SHANGHAI • Chinese companies invested nearly US$15 billion (S$20.1 billion) in countries participating in Beijing's new Silk Road initiative last year, up one-fifth from 2014, President Xi Jinping said in Uzbekistan, lauding a scheme that is one of his key foreign policies.
Under the programme, announced by Mr Xi in 2013, and also known as the "One Belt, One Road" programme, China aims to invest in infrastructure projects, including railways and power grids, in central, west and southern Asia as well as Africa and Europe.
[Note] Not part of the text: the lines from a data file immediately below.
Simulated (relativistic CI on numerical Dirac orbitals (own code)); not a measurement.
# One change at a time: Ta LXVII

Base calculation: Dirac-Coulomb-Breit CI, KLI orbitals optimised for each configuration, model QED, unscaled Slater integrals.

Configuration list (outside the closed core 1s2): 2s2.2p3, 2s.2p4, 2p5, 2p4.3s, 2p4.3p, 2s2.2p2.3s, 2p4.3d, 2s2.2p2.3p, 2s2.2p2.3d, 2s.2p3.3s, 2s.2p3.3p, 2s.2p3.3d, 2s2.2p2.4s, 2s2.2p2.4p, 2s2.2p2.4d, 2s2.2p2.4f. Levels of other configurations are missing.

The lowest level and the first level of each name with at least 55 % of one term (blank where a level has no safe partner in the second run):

China has dedicated US$40 billion to a Silk Road Fund and the idea was the driving force behind the US$50 billion Asian Infrastructure Investment Bank.
In comments carried by state media late on Wednesday, Mr Xi said China's trade with countries participating in the new Silk Road exceeded US$1 trillion last year, accounting for a quarter of its total foreign trade.
"The Belt and Road Initiative's primary planning and deployment have been completed and is now stepping onto the stage of taking root and intensive cultivation for sustained development," Mr Xi told the Uzbek Parliament.
Regions like the Balkans and Central Asia are key to the project, the government has said. Mr Xi's trip to Uzbekistan followed trips to Serbia and Poland. The initiative envisages the revival of the ancient Silk Road routes from China to Europe to open new trade markets for its firms as the domestic market slows.
Forty-nine countries along the economic corridor invested US$8.2 billion in China last year, up 25 per cent from the previous year, Mr Xi said. More than 70 countries and international organisations have taken part in the initiative, he added.
Mr Xi will attend a meeting, in the Uzbek capital Tashkent, of the Chinese- and Russia-led Shanghai Cooperation Organisation security bloc. China has long been concerned about links between Islamist militants in Central Asia and those Beijing accuses of promoting separatism in the violence-prone far western region of Xinjiang.
State media said China and Uzbekistan have agreed to deepen their counter-terrorism cooperation and ensure the safety of pipelines into China from Central Asia which are vital to Chinese energy security.
"China and Uzbekistan share concerns about terrorism, with extremists in the two countries sometimes conspiring together," the official China Daily said yesterday, noting that extremists have been known to enter Xinjiang from Uzbekistan.